Specificity Function

Write a function that takes the data set as a dataframe, with actual and predicted classifications identified, and returns the specificity of the predictions.

\[ \text{Specificity} = \frac{TN}{TN + FP} \]

# Function Creation
specificity_function <- function(df){
  confusion_matrix <- table(df$class, df$scored.class)
  cm_df <- data.frame(confusion_matrix)
  
  colnames(cm_df)[colnames(cm_df) == "Var1"] <- "Actual"
  colnames(cm_df)[colnames(cm_df) == "Var2"] <- "Predicted"
  
  TN <- cm_df |> filter(Actual == 0, Predicted == 0) |> select(Freq) |> pull(Freq)
  FP <- cm_df |> filter(Actual == 0, Predicted == 1) |> select(Freq) |> pull(Freq)
  
  specificity <- TN / (TN + FP)
  return(specificity)
}

# Test Usage
specificity <- specificity_function(df)
#print(specificity)
print(paste("The prediction specificity for this data is", round((specificity * 100), 2), "percent."))

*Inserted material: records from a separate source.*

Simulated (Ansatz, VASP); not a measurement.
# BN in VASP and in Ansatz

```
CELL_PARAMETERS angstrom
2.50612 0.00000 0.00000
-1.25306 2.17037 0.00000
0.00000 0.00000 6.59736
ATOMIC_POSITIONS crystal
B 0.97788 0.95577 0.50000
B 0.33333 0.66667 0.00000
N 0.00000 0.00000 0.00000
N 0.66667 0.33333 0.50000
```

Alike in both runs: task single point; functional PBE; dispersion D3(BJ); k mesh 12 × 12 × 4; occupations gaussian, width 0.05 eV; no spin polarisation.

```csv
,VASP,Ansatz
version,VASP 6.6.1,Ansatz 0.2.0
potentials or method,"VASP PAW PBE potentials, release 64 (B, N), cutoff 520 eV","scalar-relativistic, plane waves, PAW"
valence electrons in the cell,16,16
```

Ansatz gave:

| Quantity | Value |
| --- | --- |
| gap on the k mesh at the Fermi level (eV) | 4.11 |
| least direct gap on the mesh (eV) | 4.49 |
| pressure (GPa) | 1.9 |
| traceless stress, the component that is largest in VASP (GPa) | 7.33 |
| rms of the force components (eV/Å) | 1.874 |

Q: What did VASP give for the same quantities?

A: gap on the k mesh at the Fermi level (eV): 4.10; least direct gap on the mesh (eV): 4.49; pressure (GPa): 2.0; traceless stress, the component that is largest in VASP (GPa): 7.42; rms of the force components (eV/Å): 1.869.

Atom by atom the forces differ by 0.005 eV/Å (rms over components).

## [1] "The prediction specificity for this data is 95.97 percent."

F1 Score

Write a function that takes the data set as a dataframe, with actual and predicted classifications identified, and returns the F1 score of the predictions.

\[ F1 \text{ Score} = \frac{2 \times \text{Precision} \times \text{Sensitivity}}{\text{Precision} + \text{Sensitivity}} \]

## Function Creation
f1_function <- function(df){
  confusion_matrix <- table(df$class, df$scored.class)
  cm_df <- data.frame(confusion_matrix)
  
  colnames(cm_df)[colnames(cm_df) == "Var1"] <- "Actual"
  colnames(cm_df)[colnames(cm_df) == "Var2"] <- "Predicted"
  
  TP <- cm_df |> filter(Actual == 1, Predicted == 1) |> select(Freq) |> pull(Freq)
  FP <- cm_df |> filter(Actual == 0, Predicted == 1) |> select(Freq) |> pull(Freq)
  FN <- cm_df |> filter(Actual == 1, Predicted == 0) |> select(Freq) |> pull(Freq)
  
  # Compute precision and sensitivity
  sensitivity <- TP / (TP + FN)
  precision <- TP / (TP + FP)
  
  # Compute F1-score
  f1_score <- (2 * precision * sensitivity) / (precision + sensitivity)
  
  return(f1_score)
} 

## Function Usage
f1_score <- f1_function(df)
#print(f1_score)
print(paste("The F1 score for this data's predictions is", round(f1_score, 2)))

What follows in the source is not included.